Spectral Deformation Flow and Dimension Recovery: Invariant-Based Rigidity for Simply-Connected Closed Manifolds

TL;DR

This paper introduces a spectral deformation flow approach for analyzing and recovering the geometry of simply-connected closed manifolds using spectral invariants, establishing a rigidity criterion that characterizes the sphere.

Contribution

It develops a spectral flow framework linking deformation dynamics with manifold geometry and introduces a rigidity criterion for sphere characterization based on spectral invariants.

Findings

Spectral flow exhibits global stabilization toward a symmetric spectral attractor.

The deformation-spectrum encoding effectively captures manifold geometry via spectral invariants.

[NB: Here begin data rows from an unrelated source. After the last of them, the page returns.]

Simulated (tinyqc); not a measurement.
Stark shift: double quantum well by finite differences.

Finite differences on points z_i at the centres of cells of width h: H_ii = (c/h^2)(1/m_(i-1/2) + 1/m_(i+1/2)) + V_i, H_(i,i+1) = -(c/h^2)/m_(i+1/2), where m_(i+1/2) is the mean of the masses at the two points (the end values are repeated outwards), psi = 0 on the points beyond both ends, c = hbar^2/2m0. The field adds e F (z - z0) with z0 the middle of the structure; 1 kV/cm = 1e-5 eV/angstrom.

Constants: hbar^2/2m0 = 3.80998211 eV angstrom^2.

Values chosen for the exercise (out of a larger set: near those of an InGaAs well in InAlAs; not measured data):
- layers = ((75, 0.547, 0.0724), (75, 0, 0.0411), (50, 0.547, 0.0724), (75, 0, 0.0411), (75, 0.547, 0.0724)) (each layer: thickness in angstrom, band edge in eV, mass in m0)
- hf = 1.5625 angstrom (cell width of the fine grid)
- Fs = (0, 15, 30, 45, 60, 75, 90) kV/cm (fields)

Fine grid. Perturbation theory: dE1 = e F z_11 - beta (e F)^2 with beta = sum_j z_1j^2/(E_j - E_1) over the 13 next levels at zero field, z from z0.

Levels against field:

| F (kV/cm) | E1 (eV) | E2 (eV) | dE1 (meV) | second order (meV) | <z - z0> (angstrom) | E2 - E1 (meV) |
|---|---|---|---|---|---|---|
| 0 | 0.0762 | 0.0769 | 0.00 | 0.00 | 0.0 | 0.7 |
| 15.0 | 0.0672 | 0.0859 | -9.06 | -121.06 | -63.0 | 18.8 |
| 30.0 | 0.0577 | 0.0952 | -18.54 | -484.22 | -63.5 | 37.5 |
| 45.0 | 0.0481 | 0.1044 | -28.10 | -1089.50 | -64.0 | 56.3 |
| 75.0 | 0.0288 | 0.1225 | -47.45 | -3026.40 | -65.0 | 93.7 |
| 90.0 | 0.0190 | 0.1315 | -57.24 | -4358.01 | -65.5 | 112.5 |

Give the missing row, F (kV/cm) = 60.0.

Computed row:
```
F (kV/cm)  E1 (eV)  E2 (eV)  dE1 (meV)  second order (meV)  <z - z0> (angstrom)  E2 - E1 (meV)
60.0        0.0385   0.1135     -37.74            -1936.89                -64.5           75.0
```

A rigidity criterion uniquely identifies the sphere when spectral invariants match.

Abstract

We study an effective spectral deformation flow for mode amplitudes $C_n(\tau)$, governed by a second-order self-adjoint operator $\hat{C}$ on a compact interval. The flow is encoded in the multi-function $C(v,\tau,n)$ and exhibits global stabilization toward a symmetric spectral attractor. To connect this dynamics with geometry, we introduce a deformation-spectrum encoding of compact Riemannian manifolds through a shifted Laplace--Beltrami spectrum. Within this framework, we analyze energy decay, entropy decay, and the bulk asymptotic spectral density of the encoded manifold spectrum, obtaining an information-theoretic and spectral route to dimension recovery. We further formulate a rigidity criterion showing that, when the deformation spectral invariants coincide with those of the round sphere, the spherical profile is the unique manifold-compatible asymptotic realization within the present framework. In dimension four, this yields a topological conclusion together with a spectral obstruction against exotic smooth structures that produce distinct invariants. The results position the spectral flow as an effective geometric model, rather than as a direct replacement for tensorial geometric flows on arbitrary manifolds.